It would make a difference. Circumventing this law will be possible even if it means setting up company in a different country.

>The govt wouldn't give a squat about what contractual agreements

Setting yourself up in that manner would mean more challenges and making it difficult for the UK govt to win in court.

If you physically move to Germany, perhaps, but it appears you would need to discontinue all operations in this country. Nobody employed here, no bank accounts, etc.

Another person posted a somewhat insightful excerpt from the draft which covers this situation:

https://news.ycombinator.com/item?id=11265963

Supposed you work for a company in DE and UK gov try to compel you, just have someone outside the country revert changes.

Also, isn't the government bound by the Computer Misuse Act (and it's European and other foreign equivalents). That would make the coercion an illegal act.
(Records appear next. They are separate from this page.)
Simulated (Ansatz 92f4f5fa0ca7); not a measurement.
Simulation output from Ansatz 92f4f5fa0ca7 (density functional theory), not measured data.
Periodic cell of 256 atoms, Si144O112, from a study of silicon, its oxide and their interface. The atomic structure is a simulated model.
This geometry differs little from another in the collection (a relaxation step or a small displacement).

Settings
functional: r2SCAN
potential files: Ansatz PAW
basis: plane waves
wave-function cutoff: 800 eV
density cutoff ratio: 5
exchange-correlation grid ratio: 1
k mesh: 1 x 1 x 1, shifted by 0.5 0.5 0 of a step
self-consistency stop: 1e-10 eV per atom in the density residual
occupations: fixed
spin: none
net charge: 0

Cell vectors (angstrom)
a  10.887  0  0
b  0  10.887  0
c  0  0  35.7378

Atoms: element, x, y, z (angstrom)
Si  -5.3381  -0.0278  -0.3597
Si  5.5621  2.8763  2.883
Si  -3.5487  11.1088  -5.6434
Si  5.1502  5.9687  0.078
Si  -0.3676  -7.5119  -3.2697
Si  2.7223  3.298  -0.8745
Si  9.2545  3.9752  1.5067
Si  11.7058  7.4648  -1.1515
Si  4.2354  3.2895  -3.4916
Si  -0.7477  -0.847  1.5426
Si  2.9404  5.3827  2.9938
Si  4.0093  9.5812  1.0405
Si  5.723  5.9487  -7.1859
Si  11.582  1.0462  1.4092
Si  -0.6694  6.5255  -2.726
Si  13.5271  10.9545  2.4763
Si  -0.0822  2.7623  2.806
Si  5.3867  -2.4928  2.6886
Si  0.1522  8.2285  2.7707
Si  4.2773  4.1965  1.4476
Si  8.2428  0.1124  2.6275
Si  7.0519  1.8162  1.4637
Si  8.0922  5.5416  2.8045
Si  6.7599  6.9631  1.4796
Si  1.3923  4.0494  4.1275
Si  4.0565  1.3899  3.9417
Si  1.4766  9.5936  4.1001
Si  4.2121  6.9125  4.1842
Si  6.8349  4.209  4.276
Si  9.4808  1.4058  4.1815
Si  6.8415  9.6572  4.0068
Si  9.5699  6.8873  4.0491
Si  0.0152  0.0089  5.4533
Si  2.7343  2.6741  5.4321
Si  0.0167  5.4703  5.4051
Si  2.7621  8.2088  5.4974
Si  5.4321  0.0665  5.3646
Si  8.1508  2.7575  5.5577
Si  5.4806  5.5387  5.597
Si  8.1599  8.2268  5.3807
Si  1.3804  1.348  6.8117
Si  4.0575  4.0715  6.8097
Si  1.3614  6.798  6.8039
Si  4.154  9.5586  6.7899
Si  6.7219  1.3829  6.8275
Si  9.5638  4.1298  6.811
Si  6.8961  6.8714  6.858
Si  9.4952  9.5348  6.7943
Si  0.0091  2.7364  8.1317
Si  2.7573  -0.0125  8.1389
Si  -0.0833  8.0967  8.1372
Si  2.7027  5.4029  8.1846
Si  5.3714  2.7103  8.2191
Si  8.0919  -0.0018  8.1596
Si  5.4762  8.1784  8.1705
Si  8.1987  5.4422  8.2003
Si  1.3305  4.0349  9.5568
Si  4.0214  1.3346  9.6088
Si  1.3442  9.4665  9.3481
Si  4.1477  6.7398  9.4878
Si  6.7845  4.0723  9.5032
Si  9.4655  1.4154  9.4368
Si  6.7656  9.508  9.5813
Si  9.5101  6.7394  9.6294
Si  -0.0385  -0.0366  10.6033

Dare say there would be amendments intra UK but we'd need pan-European changes to be able to lawfully compel someone to access a [foreign] computer without authority

Well since this is only a proposed law, writing to your MP would be a good start.
I agree, but it's likely to change nothing. I'm not being defeatist per se, but I went through all this with the RIP Act in 2000 and it was futile, even though the Conservatives went through some posturing in defence of civil liberties. But now they are introducing worse legislation and Labour can hardly say "this is unprecedented" or whatever, since they were so gung-ho about it fifteen years ago. I wrote many letters and got no decent responses, just boiler-plate reiterations of why it was "necessary."
Well from the theme of this thread an open letter in the Times signed by a large proportion of the CTOs of Silicon Roundabout saying "we'll go to jail or leave the country if this goes into effect" will probably at least get some face time with a minister over this.
I met my mp over it, he told me to "talk to the hand". He's a tory boy, never worked, doesn't care.

I also met a friendly Lord over it last year who already opposed it loudly, and ensuingly had his political career murdered for his trouble.

Funny you mention the Lords ... I wrote a position paper for the Conservative front-bench spokesman for Trade and Industry about the RIP Act 2000. Worked better than letter-writing and meeting my MP. All this because I happened to play cricket with him occasionally.
The threat of a scorched earth policy needs to be strong enough for governments to either not consider these types of actions or suffer the consequences. I can understand it not being practical for the people involved though, and I sympathize.
Make a Societas Europaea instead of Limited company (https://www.gov.uk/government/publications/european-companie...).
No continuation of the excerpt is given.